NEW YORK — Wells Fargo & Co. on Tuesday said that its second-quarter profit rose 30 percent, as the number of uncollected loans and credit card bills dropped sharply, enabling the bank to release a big chunk of the money set aside to cover bad lending.

Its shares rose more than 2 percent in premarket trading.

The San Francisco bank said net income for the three months ended June 30 rose to $3.73 billion, or 70 cents per share, compared with $2.88 billion, or 55 cents per share, in the year-ago quarter.

Analysts, on average, were expecting profit of 69 cents per share, according to data provided by FactSet.

Total revenue fell 5 percent to $20.39 billion from $21.39 billion last year. That was short of the $20.43 billion Wall Street was expecting.

Revenue in its largest segment, community banking, fell 8 percent to $12.57 billion. Total loans fell 2 percent to $751.92 billion, but in a bright spot, core deposits rose 7 percent to $808.97 billion.

Net interest income, or the money earned from deposits and loans, fell 7 percent to $10.68 billion from $11.45 billion last year. Noninterest income, or money earned from fees and investments, slipped 2 percent to $9.71 billion from $9.95 billion last year.

Wells Fargo does not rely as heavily on investment operations as most of the nation's other big banks, which have leaned on gains in that arena to offset weakness in retail banking operations. But it did report a 7 percent rise in trust and investment fees to $2.94 billion, which helped boost noninterest income.

The biggest benefit for Wells, however, came from improvement in its lending business.
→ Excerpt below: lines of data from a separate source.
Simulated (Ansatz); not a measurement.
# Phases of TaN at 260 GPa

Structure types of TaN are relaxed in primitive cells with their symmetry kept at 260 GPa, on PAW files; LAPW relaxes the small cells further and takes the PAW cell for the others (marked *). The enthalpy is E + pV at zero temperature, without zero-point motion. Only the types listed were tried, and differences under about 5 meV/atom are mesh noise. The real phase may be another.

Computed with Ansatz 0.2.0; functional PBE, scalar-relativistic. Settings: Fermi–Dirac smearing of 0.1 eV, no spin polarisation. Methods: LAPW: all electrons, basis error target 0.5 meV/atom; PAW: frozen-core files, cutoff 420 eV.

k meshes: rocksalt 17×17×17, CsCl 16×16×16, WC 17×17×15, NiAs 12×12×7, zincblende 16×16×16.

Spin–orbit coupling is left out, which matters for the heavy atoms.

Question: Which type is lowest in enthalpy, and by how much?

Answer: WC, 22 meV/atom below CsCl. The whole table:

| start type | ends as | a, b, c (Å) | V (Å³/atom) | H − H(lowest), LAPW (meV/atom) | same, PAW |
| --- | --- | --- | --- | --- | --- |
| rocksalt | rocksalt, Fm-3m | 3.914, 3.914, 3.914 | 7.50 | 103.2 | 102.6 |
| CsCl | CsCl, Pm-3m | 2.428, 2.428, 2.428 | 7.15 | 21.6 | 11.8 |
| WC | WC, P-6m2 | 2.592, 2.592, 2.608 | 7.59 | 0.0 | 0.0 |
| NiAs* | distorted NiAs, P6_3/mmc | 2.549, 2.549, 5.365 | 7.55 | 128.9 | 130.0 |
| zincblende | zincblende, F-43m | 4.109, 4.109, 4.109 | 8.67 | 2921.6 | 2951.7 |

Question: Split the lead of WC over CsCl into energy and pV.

The amount of loans it had to write off as uncollectible, known as charge-offs, dropped to $2.84 billion from $4.49 billion last year. Better results came in both commercial and consumer loans, including home mortgages and credit cards. Nonperforming assets, or loans and credit cards considered past due and in danger of default, fell 15 percent to $27.91 billion from $32.81 billion last year.

The sharp decline in write-offs allowed the bank to release $1 billion from its loan-loss reserves, the money set aside to cover bad loans. That provided a significant boost to earnings.

The bank said it has completed the conversion of its Wachovia branches in Pennsylvania and Florida to the Wells Fargo name, and the remaining branches in Eastern markets will be converted by year end. Wells bought Wachovia in the fall of 2008 amid the economic collapse.

Wells also said it bought back 35 million shares in the second quarter after getting the go-ahead from the federal government to restart its repurchase program.

In premarket trading, Wells Fargo shares gained 55 cents, or 2.1 percent, to $27.43.